NICOLE SMOLINSKE, U-M Center for Southeast Asian Studies
Nicole Smolinske is a Masters student at the University of Michigan pursuing a degree in Southeast Asian Studies. Her research interests focus on migration, gender, and policy studies, primarily in Thailand and Myanmar. Nicole has recently completed a Boren Fellowship in Thailand undergoing Thai language training and field research in Chiang Mai, Thailand. Her research centered on Shan migrants from Myanmar to Chiang Mai province and the ease in which they felt they could, or couldn’t, access bureaucratic systems to report labor rights abuses, or apply for work permits. Nicole graduated from Washington State University’s Honors College with Bachelor of Arts degrees in Political Science, Asian Studies, and Philosophy.

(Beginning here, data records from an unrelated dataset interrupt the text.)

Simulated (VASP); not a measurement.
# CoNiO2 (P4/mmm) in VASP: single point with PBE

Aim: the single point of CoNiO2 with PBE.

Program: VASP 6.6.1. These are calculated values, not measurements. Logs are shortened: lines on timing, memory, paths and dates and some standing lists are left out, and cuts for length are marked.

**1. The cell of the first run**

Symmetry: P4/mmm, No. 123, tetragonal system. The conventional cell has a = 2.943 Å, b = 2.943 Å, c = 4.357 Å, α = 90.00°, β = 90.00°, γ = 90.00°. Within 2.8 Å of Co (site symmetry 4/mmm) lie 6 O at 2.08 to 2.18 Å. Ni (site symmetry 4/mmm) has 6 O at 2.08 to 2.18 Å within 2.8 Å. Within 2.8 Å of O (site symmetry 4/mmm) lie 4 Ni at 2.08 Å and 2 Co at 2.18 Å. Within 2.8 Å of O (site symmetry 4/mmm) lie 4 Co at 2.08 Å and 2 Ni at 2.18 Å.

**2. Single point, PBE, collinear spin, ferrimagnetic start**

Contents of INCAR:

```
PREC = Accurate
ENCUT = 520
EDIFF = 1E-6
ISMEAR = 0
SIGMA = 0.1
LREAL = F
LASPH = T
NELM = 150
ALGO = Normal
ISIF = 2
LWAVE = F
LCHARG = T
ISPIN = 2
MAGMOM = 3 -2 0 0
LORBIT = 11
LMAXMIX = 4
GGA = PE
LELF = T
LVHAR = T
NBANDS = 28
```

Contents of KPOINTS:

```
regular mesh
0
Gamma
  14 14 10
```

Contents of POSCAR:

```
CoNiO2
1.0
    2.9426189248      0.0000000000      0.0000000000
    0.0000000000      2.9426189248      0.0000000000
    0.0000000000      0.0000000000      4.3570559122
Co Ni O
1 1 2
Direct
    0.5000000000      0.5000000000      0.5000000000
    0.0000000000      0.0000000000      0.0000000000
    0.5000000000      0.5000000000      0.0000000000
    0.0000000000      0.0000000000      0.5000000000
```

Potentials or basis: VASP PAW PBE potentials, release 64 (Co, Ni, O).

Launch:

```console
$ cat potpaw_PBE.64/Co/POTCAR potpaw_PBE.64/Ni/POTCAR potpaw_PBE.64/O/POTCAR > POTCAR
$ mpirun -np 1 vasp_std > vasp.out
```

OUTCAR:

Polarizing conceptions of gender and female social positions in Myanmar provide ambiguity for women negotiating the public and private hierarchy. Many Burmese women incite a longstanding history of gender equality through various aspects of private and family life, and have claims of being the “most free” women in Southeast Asia. However, in practice and cultural representations, gendered discrimination bars women from full participation in public positions of power. This exclusion creates ambiguity as women try to negotiate their position in the social and political hierarchy. Many high-level government positions are offered under the caveat of past military experience. Women in Myanmar are excluded from military service, which bars them from political leadership. Furthermore, the military continues to subject the Burmese people to human rights abuses, much of which are deeply gendered. Through examining specific constitutional points of political exclusion the marginalized space women occupy in public life is brought to light. O.W. Wolters argues that kinship ties act as a social and historical means of expressing power and inheritance through the Southeast Asian region. Burmese culture describes the intangible power of men as hpoun, the foundation for gendered discrimination and separation in Myanmar. This paper aims to illuminate specific points of political marginalization of Burmese women according to the Constitution of Myanmar, and showcase that that political exclusion stems from inherent notions of gendered superiority according to hpoun. In addition, this paper will include talking points to initiate trans-cultural classroom discussions of gender equity in political processes that align with the United Nations Millennium Goals for Development in an effort to encourage innovative cross-cultural analysis and engagement as global citizens.